Sunday, June 12, 2011

16.

 About to go on the longest training run so far...no...the longest run of my life! 16 miles.

Oh boy.

Wednesday, June 8, 2011

Ab-tastic!

Here are our after pictures...you be the judge. 

Turns out I still like my desserts way more than I like doing ab workouts :-)
Ty did a ton of ab workouts this past month. I did some, maybe two a week, but ran A TON. My mileage is really picking up for this marathon and while it's super challenging, I am still loving it :-)

Good to know that with just a little motivation (and even a little bit of dessert) I am totally comfortable in my own skin. 

M. 

Tuesday, May 17, 2011

LOVE.

Half marathon #1 is done and in the books...and let me just say, I. LOVED. IT.

It was the perfect length...just long enough that I felt super challenged, but not too long that I doubted I would finish.

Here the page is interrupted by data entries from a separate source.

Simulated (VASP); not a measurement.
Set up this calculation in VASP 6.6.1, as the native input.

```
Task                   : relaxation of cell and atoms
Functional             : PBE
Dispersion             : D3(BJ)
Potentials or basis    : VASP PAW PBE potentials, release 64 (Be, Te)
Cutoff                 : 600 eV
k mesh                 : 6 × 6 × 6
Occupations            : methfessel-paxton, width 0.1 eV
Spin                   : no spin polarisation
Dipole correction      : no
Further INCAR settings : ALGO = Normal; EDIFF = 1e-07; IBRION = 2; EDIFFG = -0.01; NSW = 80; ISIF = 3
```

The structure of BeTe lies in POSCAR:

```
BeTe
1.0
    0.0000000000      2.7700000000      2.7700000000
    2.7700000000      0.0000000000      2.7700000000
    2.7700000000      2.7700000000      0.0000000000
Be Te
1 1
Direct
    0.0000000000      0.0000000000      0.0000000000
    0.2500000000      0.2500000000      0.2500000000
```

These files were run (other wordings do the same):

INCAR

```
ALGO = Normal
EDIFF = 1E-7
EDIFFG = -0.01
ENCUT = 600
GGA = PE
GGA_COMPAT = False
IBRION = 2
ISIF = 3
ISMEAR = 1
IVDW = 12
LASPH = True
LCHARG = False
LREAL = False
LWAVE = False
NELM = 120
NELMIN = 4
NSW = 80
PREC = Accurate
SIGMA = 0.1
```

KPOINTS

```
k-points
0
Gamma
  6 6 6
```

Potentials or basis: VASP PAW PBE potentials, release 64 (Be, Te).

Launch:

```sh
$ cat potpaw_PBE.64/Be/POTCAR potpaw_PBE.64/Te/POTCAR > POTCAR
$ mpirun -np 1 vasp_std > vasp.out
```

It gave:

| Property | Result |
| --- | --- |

For this particular 13.1 I had two goals: 1) Run the entire race (meaning no walking EVER), and 2) break two hours.
Goal #1 I completed with ease, the longest run of my life thus far and I could do it. I never even wanted to walk. (That's a lie...about mile 11 I was kinda hating life, but I knew I could finish).
As for goal #2...I ran 2:00.59...can you freaking believe that? I was 59 seconds over my goal time! GRRRRR...avoiding the numerous snot rockets I launched during that race would've let me go under two hours...ha! Oh well, Next time will be well under 2 hours, you can count on that.

And I definitely see many more half marathons in my future...but after running 13.1 and realizing I'll have to do twice that IN A ROW this summer...well...this just might be the only marathon I ever do. 26.2 is a long freakin way...just sayin'.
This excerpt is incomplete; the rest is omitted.